New research allows chemists to ‘see’ a chemical bond formed
Novel research involving Southampton’s National Crystallography Service (NCS) is using newly developed solid-state NMR techniques to enable chemists to ‘see’ how a chemical bond is formed.
This high-resolution quantum crystallography technique has never before been used to systematically look at a bond being formed, and is a collaboration between the universities of Southampton, Nottingham Trent and Warwick. The impact of their work has recently been recognised with a paper being published in the prestigious chemistry journal Angewandt Chemie as a ‘Hot Paper’ (one of its top 10 per cent most important papers).
Professor Simon Coles, Director of NCS, led Southampton’s contribution to the work. He says: “This research is about being able to ‘see’ how a chemical bond forms, which you can’t do with many experimental techniques. The only way to do this at a resolution that allows you to ‘see’ the electrons involved, is in a crystal. This high-resolution single crystal X-ray diffraction allows us to look at maps of where the electrons are, rather than the more traditional ‘balls and sticks’ that we are used to seeing in molecular structures.”

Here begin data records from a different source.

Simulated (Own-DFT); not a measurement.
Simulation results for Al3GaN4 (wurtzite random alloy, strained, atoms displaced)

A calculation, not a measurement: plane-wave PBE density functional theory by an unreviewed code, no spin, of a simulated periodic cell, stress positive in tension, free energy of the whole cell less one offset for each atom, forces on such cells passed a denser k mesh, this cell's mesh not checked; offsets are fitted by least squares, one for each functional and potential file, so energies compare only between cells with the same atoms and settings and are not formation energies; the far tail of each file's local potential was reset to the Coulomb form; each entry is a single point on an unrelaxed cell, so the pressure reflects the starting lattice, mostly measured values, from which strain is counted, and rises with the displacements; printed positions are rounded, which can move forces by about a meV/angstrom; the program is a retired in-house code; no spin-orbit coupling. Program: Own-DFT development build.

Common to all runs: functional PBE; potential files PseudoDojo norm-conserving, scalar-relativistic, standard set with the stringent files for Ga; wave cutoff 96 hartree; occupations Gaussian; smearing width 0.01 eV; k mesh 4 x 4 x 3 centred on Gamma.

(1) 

Professor John Wallis, from Nottingham Trent University, masterminded the synthesis of novel molecules suitable for this study. By adding different functional groups to one of two interacting (but not bonded) atomic centres, the level of interaction between the two atoms could be tuned to see one atom increasingly ‘reaching out’ to the other to form a bond.
The University of Warwick group, led by Professor John Hanna, performed solid-state NMR experiments, a technique that can detect non-bonded interactions between atoms, and developed a cutting-edge new approach based on double isotopic labelling that can be applied to many different areas.
Simon says the results of the research provide a fundamental understanding of how much difference a chemical change actually makes when ‘adding electrons’ and gives insight into a whole range of different types of chemistry involving intermolecular interactions.
He adds: “For a chemist to be able to ‘see’ a chemical bond being formed is truly exciting and provides a fundamental understanding of our subject. Being able to ‘tune’ a system to control whether a bond forms or not gives much more control over chemical synthesis and even more over chemical reactivity.”
The NCS was involved in the high-resolution X-ray diffraction part of the research and Simon says the work is a testament to the skills and capabilities of the NCS and its staff.
“We are looking to include these advanced techniques as part of our service offering from next year, so this gives us some kudos and is a great example to the wider chemistry community of what we can do,” he says.
The research builds on work by the three universities that started more than a decade ago and involved the University of Southampton’s current President and Vice-Chancellor Professor Mark E Smith. Mark at that time led the University of Warwick’s Solid State NMR group and was a Principal Investigator on the original EPSRC-funded project.